First, there's Tough Me with the strong opinions who makes declarations and rants, who definitely does not want narcotics because she can handle this labor. Then there's Inner, Sensitive Me who doesn't like conflict and will take the narcotics now, thanks. My entire life, I oscillate back and forth between the two. Interactions with me are like a box of chocolates (all of my friends and family: WHY YES!) - which brings me to handling grief.
I've made statements on this blog that I have three daughters and that's it. I've handled my grief from losing Boss's twin in utero mostly with Tough Me, because that's the me that gets me out of jams. To be frank, that's the more popular side of my personality. Nobody likes a sour puss. Grief gets in the way of fun times. Two days after the loss was confirmed, someone said, "you're going to have to get over it sometime" and she was just saying what everyone in my life was thinking. Grief is lame. Grief is inconvenient. It's not like I enjoy grief myself, especially when it's me in the middle of it, so I've done a fantastic job of "moving on". I've chosen to focus on what I do have, as opposed to what I don't. Chin up! Pip pip, cheerio! Can I get anyone a refreshment?
I have the time to write this right now because my oldest daughter is in the ER. Her dad took her in and I'm here at home with the baby who tested positive for RSV and the middle child, who is on day nine of antibiotics for pneumonia. Normally Tough Me powers through bad situations, like the other day in the car in when I was out of gas in a foot of snow and Boss started gasping for air. Have you ever seen a hoarse newborn try to cry? It's like watching the scream come to life, all contortions and hissing. For some reason, I was the picture of zen for that. I just rolled into the gas station, did my biz and drove two miles over the speed limit to the doctor. No prob. I'm tough. Tough Me is rational and sees things from the outside in. There's always a solution! It's why my rants are so persuasive.
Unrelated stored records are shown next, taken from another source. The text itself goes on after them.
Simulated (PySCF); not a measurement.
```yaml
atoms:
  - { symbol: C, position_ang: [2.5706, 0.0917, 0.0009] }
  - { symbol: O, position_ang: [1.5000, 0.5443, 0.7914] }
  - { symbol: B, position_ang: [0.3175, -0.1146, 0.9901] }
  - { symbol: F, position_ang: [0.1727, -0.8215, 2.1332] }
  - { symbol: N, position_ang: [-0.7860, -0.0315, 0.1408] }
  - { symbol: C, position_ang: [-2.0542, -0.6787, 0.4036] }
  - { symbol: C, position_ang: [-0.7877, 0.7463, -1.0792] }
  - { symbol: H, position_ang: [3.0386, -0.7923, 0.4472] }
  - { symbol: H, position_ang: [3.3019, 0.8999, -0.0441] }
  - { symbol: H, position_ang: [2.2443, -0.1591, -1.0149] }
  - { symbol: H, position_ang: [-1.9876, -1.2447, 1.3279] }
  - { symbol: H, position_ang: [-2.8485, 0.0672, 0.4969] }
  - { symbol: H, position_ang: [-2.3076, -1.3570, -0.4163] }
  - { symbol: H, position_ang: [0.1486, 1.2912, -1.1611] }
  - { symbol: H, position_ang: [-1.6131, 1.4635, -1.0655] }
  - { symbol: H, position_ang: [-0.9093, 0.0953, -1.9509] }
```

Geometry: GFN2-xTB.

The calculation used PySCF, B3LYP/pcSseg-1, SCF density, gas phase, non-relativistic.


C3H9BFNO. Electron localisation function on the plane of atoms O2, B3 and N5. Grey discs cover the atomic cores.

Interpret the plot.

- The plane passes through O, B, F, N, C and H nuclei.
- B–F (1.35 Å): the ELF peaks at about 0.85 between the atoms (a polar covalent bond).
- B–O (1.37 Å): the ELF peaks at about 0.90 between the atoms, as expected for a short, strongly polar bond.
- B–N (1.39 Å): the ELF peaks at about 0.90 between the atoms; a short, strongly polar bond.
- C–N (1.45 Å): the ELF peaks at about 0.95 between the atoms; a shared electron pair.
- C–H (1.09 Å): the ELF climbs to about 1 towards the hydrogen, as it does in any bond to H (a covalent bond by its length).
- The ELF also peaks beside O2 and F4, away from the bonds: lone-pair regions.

Then there's the other me.
Today, I'm dealing with the me who irrationally blames myself for everything. Bee's in the ER, Stella has pneumonia, Boss can't breathe, we lost a twin. The common denominator is me. Why can't I keep my family healthy? (Tough Me from yesterday: "I'm over this mom guilt!" I told you, I'm two people in here. I should buy us tennis rackets.) It's times like this my grief comes back. It creeps in and undermines my mom confidence. Ahem, my "momfidence," if you will. Sometimes the pain of losing Ruby is sharp, so much that I can't bear to be in my own skin. I hold Boss and fight off imagining a second little tuft of hair on my chest. Usually though, it's dull, shoved into the corner like a sullen party guest by Tough Me. I wonder if this will ever go away? I think rather than stuff it down and pretend I don't feel the way I do, it makes more sense to befriend this lurking wallflower. I'm going to feel sad sometimes. It's just a fact, like the day having 24 hours or the sippy cup under the couch containing live cultures.
Why do I bring this up now - a story about my labor and the twin we lost last summer? Well, it's kind of like when you ask someone about their vacation as they get off the plane. They say, "It was great! We had a great time!" Then six weeks later, you get the long version about how they befriended the locals and did some blow in the woods. So that's where that tattoo came from, you think, the one of the giant Bahamian flag and the rasta head. I imagine little pieces of this chapter of my life will trickle out over the rest of it. In the mean time, I'll keep myselves occupied in here with a game of doubles or something.